Texas Students Sue State Over Ban on Gender Identity Clubs (1)

Aug. 29, 2025, 12:34 PM UTCUpdated: Aug. 29, 2025, 2:26 PM UTC

A Texas law taking effect Sept. 1 will unlawfully ban all student organizations based on sexual orientation or gender identity, nonprofit organizations say.

The law, Senate Bill 12, censors protected speech in Texas schools in violation of the First Amendment, and should be halted, GSA Network, Students Engaged in Advancing Texas, and other plaintiffs told the US District Court for the Southern District of Texas in a Thursday complaint.

The law says Texas school districts may not authorize or sponsor a student club based on sexual orientation or gender identity.

The plaintiffs also include a first-year high school student in the Houston independent school district, and a high school teacher in the Plano independent school district.

The Commissioner of the Texas Education Agency didn’t immediately respond to a request for comment. The other defendants are Texas school districts.

SB 12 has several provisions that the plaintiffs view as unconstitutional, including a section they say bans student-run organizations that unite LGBTQ+ and allied youth.

The organizations engage in programs, activities, and discussions that reference sexual orientation and gender identity, the complaint says, and rely on school employees to manage their activities.

Without injunctive relief from SB 12, the plaintiffs say, GSA Network members won’t be able to join or establish clubs at their schools. And they expect current organizations to be eliminated because of the law.

GSA Network’s freedom of speech will be curtailed when SB 12 goes into effect, according to the plaintiffs, because the law will prevent it from sharing resources and information about sexual orientation and gender identity.

SEAT, which says it advocates for students’ rights in Texas, contends that the law will prevent it from continuing to share information and resources with students.
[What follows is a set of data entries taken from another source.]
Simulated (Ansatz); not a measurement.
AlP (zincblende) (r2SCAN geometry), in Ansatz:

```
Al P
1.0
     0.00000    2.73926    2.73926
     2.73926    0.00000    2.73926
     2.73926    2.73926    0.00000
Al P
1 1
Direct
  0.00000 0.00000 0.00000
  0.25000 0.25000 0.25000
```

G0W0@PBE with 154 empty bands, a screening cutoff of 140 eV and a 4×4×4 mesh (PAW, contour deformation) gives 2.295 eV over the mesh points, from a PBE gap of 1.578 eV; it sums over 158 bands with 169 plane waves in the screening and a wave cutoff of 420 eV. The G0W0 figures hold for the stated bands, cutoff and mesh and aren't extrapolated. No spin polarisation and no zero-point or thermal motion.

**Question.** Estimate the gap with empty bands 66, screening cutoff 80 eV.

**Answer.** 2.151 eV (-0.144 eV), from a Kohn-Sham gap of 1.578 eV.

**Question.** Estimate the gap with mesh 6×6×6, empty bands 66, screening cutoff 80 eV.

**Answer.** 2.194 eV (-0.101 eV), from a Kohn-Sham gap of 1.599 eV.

Because SB 12 will allegedly prevent educators from sharing SEAT’s materials that discuss gender identity and sexual orientation, SEAT members will lose access to that information, and the ability to speak about those issues, the complaint says.

The complaint also says SB 12 is unlawfully vague because it lacks clear standards and guidance about how a school can determine whether a club is violating the law. SB 12’s use of the term “based on” doesn’t provide sufficient notice about what clubs the law prohibits, the plaintiffs say.

ACLU Foundation of Texas Inc. and Baker McKenzie LLP represent the plaintiffs.

The case is GSA Network v. Morath, S.D. Tex., 4:25-cv-04090, complaint 8/28/25.